Erin McFarlane, our final attendant to look after Post hoc at the Biennale Arte 2019, writes about her time in Venice, including experiencing the unprecedented Acqua Alta in the final days of the Biennale.
One of the most fascinating things about Dane Mitchell’s Post hoc is that you can never fully experience it; the work is constantly evolving, and peoples’ reactions to it shift with the tide of paper flowing on to the library floor.
Presenting Post hoc at the tail-end of the Biennale is a very unique experience. What was once a crisp space full of clean lines now presents as organised chaos, and when people turn the corner into the space, they are instantly overwhelmed by the data overload. It’s very rare not to hear a gasp, a “wow” or the odd “Mamma mia!” when people first lock eyes on the library of the Palazzina Canonica. As one visitor put it, “When overwhelmed by data, we lose perspective, or a sense for what’s still here”.
As the list grows and grows, people connect more and more. No matter what they find on the floor of the library, or what they hear spoken from the trees, people linger, and they want to know more. In a sea of information, people search for what they recognise, and the last few weeks’ worth of lists have provided some wonderful bouts of nostalgia.
The list of censored films and broadcasts has many people wondering which parts of Popeye or Pokemon could have been lost as they were not deemed appropriate for audiences of their time. Others are excited to see the Nokia 5110, the classic brick phone, on the list of discontinued mobile phone models. Almost once a day someone will remark that it was their first mobile, and will reminisce about the days of hip holsters and three-day battery life.
In the same way that Dane Mitchell’s archive of lost things is partly a reflection of himself, people see themselves in it too.
The Acqua Alta season has taken a huge toll on Venice, and is a sign of the resilience of this city’s people that visitors are not deterred from visiting Palazzina Canonica. People in coats and high boots sit around the tree bases, listening to the lists being projected out into the drizzly weather, and we are so grateful to be in a position to keep Post hoc open for the last weeks of the Biennale. One visitor said of the library “The words fall like endless rain, and now there is a flood!” It’s a very fitting summary of Post hoc and Venice, two well-suited partners.

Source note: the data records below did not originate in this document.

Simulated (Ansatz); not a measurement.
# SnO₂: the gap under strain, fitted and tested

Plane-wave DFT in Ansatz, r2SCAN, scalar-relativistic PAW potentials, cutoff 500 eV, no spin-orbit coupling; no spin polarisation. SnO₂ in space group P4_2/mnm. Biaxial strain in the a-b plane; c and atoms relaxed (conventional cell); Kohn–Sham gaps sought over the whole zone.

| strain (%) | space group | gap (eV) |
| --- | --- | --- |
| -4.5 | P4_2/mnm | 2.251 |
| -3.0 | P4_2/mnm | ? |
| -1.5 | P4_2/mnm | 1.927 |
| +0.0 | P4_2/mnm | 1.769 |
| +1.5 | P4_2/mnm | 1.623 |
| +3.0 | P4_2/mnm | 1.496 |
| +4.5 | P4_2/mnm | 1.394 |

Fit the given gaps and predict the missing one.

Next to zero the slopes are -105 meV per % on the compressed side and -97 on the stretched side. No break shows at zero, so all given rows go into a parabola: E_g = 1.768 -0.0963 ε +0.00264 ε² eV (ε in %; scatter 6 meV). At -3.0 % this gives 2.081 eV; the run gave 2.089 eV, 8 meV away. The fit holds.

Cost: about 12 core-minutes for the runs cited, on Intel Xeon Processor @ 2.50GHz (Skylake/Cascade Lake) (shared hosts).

Erin is the Loans and Acquisitions Advisor for the Museum of New Zealand Te Papa Tongarewa. In addition to her experience with negotiating and facilitating incoming and outgoing exhibition loans at Te Papa, Erin was seconded to the arts team as Exhibition Registrar for their 2018 Toi Art exhibition. Erin has also held audience engagement roles as visitor host at Waikato museum and Artspost (2011-2013), and National Museum of Crime and Punishment (2013-2014) in Washington DC. She completed her Bachelor of Arts in 2011 at the University of Waikato.